HBR May/June 2019: Recruitment

Harvard Business Review

May/June 2019

Annotated table of contents

1. Adi Ignatius, ESG comes of age

Adi Ignatius, editor in chief of HBR, introduces the article on the shift in investor priorities to embrace environmental, social and governance performance criteria.

Idea watch

2. HBR Team, When scandal engulfs a celebrity endorser

Celebrity endorsers for US publicly traded companies generated 128 incidents of negative publicity from 1988 to 2016, according to a recent study. In nearly 60% of the cases, companies did nothing in response, but those who did react quickly, either standing by or severing relations with the celebrity in question incurred fewer share price losses. Four factors played a role in the public reaction to celebrity misbehaviour: perceived innocence or guilt; the closeness between the celebrity’s profession and the brand; and convincing, timely public apology by the celebrity.

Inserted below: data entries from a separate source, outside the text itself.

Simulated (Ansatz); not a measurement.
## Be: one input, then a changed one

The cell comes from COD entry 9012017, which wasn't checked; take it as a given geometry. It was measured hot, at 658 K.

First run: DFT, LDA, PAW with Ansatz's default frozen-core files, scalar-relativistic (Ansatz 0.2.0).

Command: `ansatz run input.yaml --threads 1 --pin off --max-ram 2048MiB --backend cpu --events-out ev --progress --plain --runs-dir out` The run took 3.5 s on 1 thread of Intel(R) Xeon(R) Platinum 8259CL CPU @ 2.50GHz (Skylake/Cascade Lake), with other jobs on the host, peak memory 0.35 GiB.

3. Nicole Torres, When you pitch an idea gestures matter more than words

Research led by Joep Cornelissen of Erasmus University exposed experienced, but non-specialist, investors to recordings of pitches for a fictional device meant to help people recover from injuries. The pitches were made by the same actor, but with varying emphasis on hand gestures, technical explanations, metaphors, analogies and anecdotes. The use of hand gestures proved to be significantly more effective, leading to 12% more investment interest.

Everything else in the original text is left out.